Q. If a building is a designated landmark can it be torn down? In Charlotte it could be saved for a year but after that, goodbye.

A. Not without our approval.

Q. What’s your commute to work like?

A. I ride my bike to work a lot. I live in downtown Atlanta and I would say that I have a good mode split. And MARTA is awesome; 55 miles of fast train exist in Atlanta, and it works wonderfully. Keith Parker, the CEO of MARTA, is doing a fantastic job, bringing a lot more riders to MARTA. He was in Charlotte when I was in Davidson. [Parker was an assistant Charlotte city manager, then CEO of the Charlotte Area Transit System.] I drive some, too.

Atlanta's interstate highways cut through the heart of the city. Photo: [Public domain], via Wikimedia Commons

Q. The City of Atlanta is in a large, sprawling metro region, balkanized politically, and you work for the City of Atlanta. You can’t do anything about a Gwinnett County or any of the other places. As a planner, how do you handle that?

A. I get that question a lot in public meetings: “What about the region?” And I should have a better answer for this because the answer is just, I don’t care.  I mean that’s the answer.

Q. You do realize that this is going to be put online?

A. Well, that’s fine. I don’t mind that. It’s just the City of Atlanta is my responsibility. That’s all I care about.
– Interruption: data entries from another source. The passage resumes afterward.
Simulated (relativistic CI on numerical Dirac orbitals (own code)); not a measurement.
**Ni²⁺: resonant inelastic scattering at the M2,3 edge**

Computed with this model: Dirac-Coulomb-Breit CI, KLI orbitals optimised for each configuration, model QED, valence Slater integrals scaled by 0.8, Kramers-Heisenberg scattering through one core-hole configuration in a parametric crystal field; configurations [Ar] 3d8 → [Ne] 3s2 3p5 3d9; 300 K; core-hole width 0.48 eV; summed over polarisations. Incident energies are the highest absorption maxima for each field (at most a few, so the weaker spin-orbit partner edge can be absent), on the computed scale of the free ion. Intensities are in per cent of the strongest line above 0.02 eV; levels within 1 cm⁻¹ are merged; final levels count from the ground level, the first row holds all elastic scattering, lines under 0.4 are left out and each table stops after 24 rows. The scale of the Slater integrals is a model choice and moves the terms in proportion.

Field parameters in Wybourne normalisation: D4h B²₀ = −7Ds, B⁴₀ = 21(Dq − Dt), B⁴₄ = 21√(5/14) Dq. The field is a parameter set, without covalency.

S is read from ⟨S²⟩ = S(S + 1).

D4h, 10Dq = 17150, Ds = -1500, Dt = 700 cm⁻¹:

In a way, it’s a competition. We don’t want the region to grow that way anymore.  My whole intention is for the City of Atlanta to be the fastest growing part of the region. It actually is right now, over the last few years. We think that trajectory can continue. So what happens in the suburbs? I don’t know.

The transit vote will allow dramatically improved transit service in the urban core. Which is where it should be, because there are a lot of people who can use transit.  It’s not like you’re going to get some tiny increment of people way out in the middle of nowhere to maybe go to a park and ride lot. The dynamics of Atlanta right now are really positive. That’s all I concentrate on.

Q.  You got the City Council to OK your plan to overhaul the whole department of planning and community development. Why? And what’s next?

A. I don’t think that department was seen as something that has had a great, positive impact on the city. I was brought there to try to help make a valuable, successful planning department. It needed updating. There was no design aspect of the Planning Department other than a regulatory thing. We’re responsible for transportation planning, but it needed more emphasis. We’re responsible for building permits, and that needed a complete overhaul after decades of audits and reports on how broken it was.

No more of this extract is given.